Oil and gas revenues from the Russian Federation amounted to approximately RUB520bn ($6.45bn) in November, marking a decline of nearly 35% compared to the previous year. This drop follows a prolonged downward trend in hydrocarbon income, driven by sustained pressure on Russian crude prices and a stronger rouble, both of which directly impact fiscal returns.
Declining prices and an unfavourable exchange rate
During the first eleven months of the year, the average price of Russian crude stood around $57/bbl, compared to over $68 during the same period last year. At the same time, the rouble appreciated, with an average rate of approximately RUB81/USD versus around RUB92 the previous year. This currency shift reduces the rouble value of dollar-denominated exports, thereby narrowing the taxable base. Russia’s fiscal structure, which includes tax brackets indexed to oil prices, amplifies this downward movement.
Rosneft and Lukoil at the centre of new US sanctions
The sanctions imposed in October by the US Office of Foreign Assets Control (OFAC) on Rosneft and Lukoil target entities representing about half of Russian oil production. By focusing on the companies themselves rather than maritime or logistical services, the measures create legal risks for international buyers and financial partners. Some general licences still allow limited operations, but confirm Washington’s intent to restrict Kremlin access to foreign currency revenues.
Budgetary impact and internal financing constraints
The federal deficit reached RUB3.8tn over the first nine months of the year, as cumulative oil and gas revenues significantly underperformed against initial projections. With defence spending accounting for approximately 32% of the federal budget, the government has little room to cut other expenditures. Use of the National Wealth Fund is increasing, although repeated withdrawals weaken its ability to support the economy over the medium term without sufficient replenishment.

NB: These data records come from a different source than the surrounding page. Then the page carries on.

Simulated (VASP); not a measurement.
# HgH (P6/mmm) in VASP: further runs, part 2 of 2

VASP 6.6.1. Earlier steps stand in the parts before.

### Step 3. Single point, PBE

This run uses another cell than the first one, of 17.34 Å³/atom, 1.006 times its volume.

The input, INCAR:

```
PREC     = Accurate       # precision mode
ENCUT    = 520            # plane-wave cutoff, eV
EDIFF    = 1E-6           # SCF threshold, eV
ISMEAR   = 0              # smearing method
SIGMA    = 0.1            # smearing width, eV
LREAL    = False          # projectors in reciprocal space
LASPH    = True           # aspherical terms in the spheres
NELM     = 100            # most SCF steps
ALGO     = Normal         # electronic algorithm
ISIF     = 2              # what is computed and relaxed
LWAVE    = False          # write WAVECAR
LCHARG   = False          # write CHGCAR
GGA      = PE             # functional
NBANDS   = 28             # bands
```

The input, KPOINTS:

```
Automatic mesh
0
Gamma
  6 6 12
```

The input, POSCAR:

Reconfigured oil flows and logistical pressures
In response to Western restrictions, Russia has intensified efforts to redirect cargoes to Asian markets, especially India, by offering steep discounts. This strategy has heightened logistical pressure, with an increased risk of maritime congestion and temporary offshore storage. At the same time, Middle Eastern producers and US exporters are securing long-term contracts with buyers seeking to reduce exposure to sanction-related risks.
Budget contribution becomes core to geopolitical contest
While Russian export volumes remain stable, their net contribution to the federal budget is now the central lever in the ongoing economic confrontation. The persistent discount between Urals and Brent reflects the cumulative impact of the G7 price cap and targeted sanctions on major Russian companies. This mechanism reduces per-barrel income, shifting the conflict towards a slow erosion of Moscow’s fiscal capacity.